I agree it's still an issue. Enterprise sysadmins should be allowed to block access to external registries, including Docker Hub. There is nothing contentious about it, and it has nothing to do with profit. If you send a properly implemented patch for it, the maintainers will merge it.
That's great news. What do you consider a "properly implemented patch"? I would think the most bulletproof & simplest patch would simply allow the default index (index.docker.io) to be reconfigured to something else in docker.conf. Would you support a patch that did that?
I think the best way is to allow a "whitelist mode" where only an explicitly specified list of URLs are allowed to be reached. Everything else would be blocked by default. This should give ops the peace of mind they need.
Note that this is an ACL change, and not a namespace change. That is important because we want image names to have the same meaning everywhere, regardless of site-specific configuration. So for example, "docker pull ubuntu" should always mean "install ubuntu from the official docker library". This is crucial to the developer experience and to respect the principle of separation of concern between dev and ops. However, if ops chooses to block access to the standard library then "docker pull ubuntu" will fail with "access blocked by your administrator", which is totally acceptable. What we don't want is the operation silently substituting a site-specific image, without the knowledge of the end user, thereby breaking their build in a thousand invisible ways.
I hope this helps. Does this mean I should look forward to a patch from you? :)

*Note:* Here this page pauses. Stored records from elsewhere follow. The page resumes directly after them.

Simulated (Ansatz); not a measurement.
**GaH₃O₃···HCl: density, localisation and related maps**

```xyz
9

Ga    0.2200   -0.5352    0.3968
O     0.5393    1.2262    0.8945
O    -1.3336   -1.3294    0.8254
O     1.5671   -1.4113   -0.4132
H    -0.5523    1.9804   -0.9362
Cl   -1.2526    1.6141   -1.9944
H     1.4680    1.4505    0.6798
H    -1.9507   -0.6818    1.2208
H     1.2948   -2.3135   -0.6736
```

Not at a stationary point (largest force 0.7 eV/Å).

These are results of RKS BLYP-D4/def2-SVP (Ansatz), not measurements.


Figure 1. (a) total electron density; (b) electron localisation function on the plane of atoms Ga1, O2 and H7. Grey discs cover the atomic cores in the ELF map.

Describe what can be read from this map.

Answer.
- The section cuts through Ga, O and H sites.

> However, if ops chooses to block access to the standard library then "docker pull ubuntu" will fail with "access blocked by your administrator", which is totally acceptable.
Actually, it isn't, at least in production, because it forces us to rebuild a lot of images that references the standard library, when a more reasonable approach would be to mirror them.
The index/registry/image identity problem is by far the weakest part of Docker, and what appears most attractive with Rocket, in my opinion. There are pretty much zero cases where I, in my ops role, can allow production deployments to have access to the official Docker repository, because it opens the door to pulling in all kinds of stuff that has not been vetted (e.g. referencing the "latest" images, and having that change between dev signing something off and deployment), and it creates all kinds of obnoxious failure scenarios.
At the same time, I don't want devs to have the hassle of having to repackage all the images to point them to our internal registries, when we could easily mirror the images that have been tested.
So if there's no easy way to point the default somewhere else, what we'll resort to instead is increasingly adding firewall rules to block the official registry, coupled with DNS tweaks to make *.docker.io point where we want it, or patching the code.
Or switch to Rocket once it gets more mature, if Docker continues to make custom image management more troublesome than necessary.
I totally agree that mirroring of official images should be easier, and right now it's an obstacle to easier production deployment. This is why it's important to have cryptographically signed, self-describing images. Then it becomes irrelevant where you download them from, and anyone could host a public or private mirror. I am 100% in favor of it and we are upgrading the registry system to allow it. Happy to chat more on #docker-dev.
> What we don't want is the operation silently substituting a site-specific image, without the knowledge of the end user, thereby breaking their build in a thousand invisible ways
But this is not preventable in any way but explicitly pulling an image with a signing key. Who knows what index.docker.io resolves to or is serving?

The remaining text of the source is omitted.